Quote of the Week

Mar 25, 2006 17:37


Over the past couple of weeks, I've been trying to read Mere Christianity by C. S. Lewis.  It has been both tough and really interesting at the same time.  Lewis was certainly not afraid of thought, but he was also not of the sort to pursue it for its own sake... so his thinkings stick very close to reality and practicality.


I must talk in this chapter about what the Christians call Faith.  Roughly speaking, the word Faith seems to be used by Christians in two senses or on two levels, and I will take them in turn.  In the first sense it means simply Belief - accepting or regarding as true the doctrines of Christianity.  That is fairly simple.  But what does puzzle people - at least it used to puzzle me - is the fact that Christians regard faith in this sense as a virtue.  I used to ask how on earth it can be a virtue - what is there moral or immoral about believing or not believing a set of statements?  Obviously, I used to say, a sane man accepts or rejects any statement, not because he wants or does not want to, but because the evidence seems to him good or bad.  If he were mistaken about the goodness or badness of the evidence that would not mean he was a bad man, but only that he was not very clever.  And if he thought the evidence bad but tried to force himself to believe in spite of it, that would be merely stupid.

Well, I thing I still take the view.  But what I did not see then - and a good many people do not see still - was this.  I was assuming that if the human mind once accepts a thing as true it will automatically go on regarding it as true, until some real reason for reconsidering it turns up.  In fact, I was assuming that the human mind is completely ruled by reason.  But that is not so.  For example, my own reason is perfectly convinced by good evidence that anesthetics do not smother me and that properly trained surgeons do not start operating until I am unconscious.  But that does not alter the fact that when they have me down on the table and clap their horrible mask over my face, a mere childish panic begins inside me.  I start thinking that I am going to choke, and I am afraid they will start cutting me up before I am properly under.  In other words, I lose my faith in anesthetics.  It is not reason that is taking away my faith: on the contrary, my faith is based on reason.  It is my imagination and emotions.  The battle is between faith and reason on one side and emotion and imagination on the other.

[DLW - For brevity sake, I have omitted one paragraph here in which Lewis gives two more examples of imagination or emotion countering reason.

Now, just the same thing happens about Christianity.  I am not asking anyone to accept Christianity if his best reasoning tells him that the weight of the evidence is against it.  That is not the point at which Faith comes in.  But supposing a man’s reason once decides that the weight of the evidence is for it.  I can tell that man what is going to happen to him in the next few weeks.  There will come a moment when there is bad news, or he is in trouble, or is living among a lot of other people who do not believe it, and all at once his emotions will rise up and carry out a sort of blitz on his belief.  Or else there will come a moment when he wants a woman, or wants to tell a lie, or feels very pleased with himself, or sees a chance of making a little money in some way that is not perfectly fair: some moment, in fact, at which it would be very convenient if Christianity were not true.  And one again his wishes and desires will carry out a blitz.  I am not talking of moments at which any real new reasons against Christianity turn up.  Those have to be faced and that is a different matter.  I am talking about moments where a mere mood rises up against it.

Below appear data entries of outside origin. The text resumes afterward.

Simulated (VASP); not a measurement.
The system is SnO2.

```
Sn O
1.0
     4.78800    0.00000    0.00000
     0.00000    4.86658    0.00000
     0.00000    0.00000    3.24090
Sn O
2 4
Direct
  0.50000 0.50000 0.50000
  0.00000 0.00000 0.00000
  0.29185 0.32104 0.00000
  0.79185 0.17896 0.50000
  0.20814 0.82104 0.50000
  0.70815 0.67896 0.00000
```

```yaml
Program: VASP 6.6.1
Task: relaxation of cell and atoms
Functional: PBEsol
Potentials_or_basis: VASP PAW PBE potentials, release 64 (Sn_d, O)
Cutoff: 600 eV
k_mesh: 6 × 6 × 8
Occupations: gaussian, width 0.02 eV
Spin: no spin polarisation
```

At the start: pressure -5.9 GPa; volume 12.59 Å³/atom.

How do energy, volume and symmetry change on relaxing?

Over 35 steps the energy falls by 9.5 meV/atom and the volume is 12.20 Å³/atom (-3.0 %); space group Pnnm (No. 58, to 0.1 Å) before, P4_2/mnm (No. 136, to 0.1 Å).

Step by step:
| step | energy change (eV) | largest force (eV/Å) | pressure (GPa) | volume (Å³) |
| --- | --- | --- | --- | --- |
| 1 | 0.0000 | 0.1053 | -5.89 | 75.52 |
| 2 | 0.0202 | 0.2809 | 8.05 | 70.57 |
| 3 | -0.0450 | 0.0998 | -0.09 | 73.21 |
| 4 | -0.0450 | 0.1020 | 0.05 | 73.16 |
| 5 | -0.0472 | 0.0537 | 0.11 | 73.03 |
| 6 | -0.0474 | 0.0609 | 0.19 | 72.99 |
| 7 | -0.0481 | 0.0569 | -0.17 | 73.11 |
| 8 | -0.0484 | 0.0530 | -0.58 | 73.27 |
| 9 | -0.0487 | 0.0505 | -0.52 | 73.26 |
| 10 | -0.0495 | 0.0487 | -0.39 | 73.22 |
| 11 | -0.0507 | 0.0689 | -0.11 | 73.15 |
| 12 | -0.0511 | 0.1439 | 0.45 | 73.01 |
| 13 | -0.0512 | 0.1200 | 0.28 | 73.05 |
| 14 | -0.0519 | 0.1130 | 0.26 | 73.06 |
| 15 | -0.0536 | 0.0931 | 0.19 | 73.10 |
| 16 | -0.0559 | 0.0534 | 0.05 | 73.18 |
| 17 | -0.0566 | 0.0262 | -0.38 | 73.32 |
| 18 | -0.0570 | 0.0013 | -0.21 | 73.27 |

Now Faith, in the sense in which I am here using the word, is the art of holding on to things your reason has once accepted, in spite of your changing moods.  For moods will change, whatever view your reason takes.  I know that by experience.  Now that I am a Christian I do have moods in which the whole thing looks very improbable: but when I was an atheist I had moods in which Christianity looked terribly probable.  This rebellion of your moods against your real self is going to come anyway.  That is why Faith is such a necessary virtue: unless you teach your moods “where they get off,” you can never be either a sound Christian or even a sound atheist, but just a creature dithering to and fro, with its beliefs really dependent on the weather and the state of its digestion.  Consequently one must train the habit of Faith.

The first step is to recognize the fact that your moods change.  The next is to make sure that, if you have once accepted Christianity, then some of its main doctrines shall be deliberately held before your mind for some time every day.  That is why daily praying and religious reading and churchgoing are necessary parts of the Christian life.  We have to be continually reminded of what we believe.  Neither this belief nor any other will automatically remain alive in the mind.  It must be fed.  And as a matter of fact, if you examined a hundred people who had lost their faith in Christianity, I wonder how many of them would turn out to have been reasoned out of it by honest argument?  Do not most people simply drift away?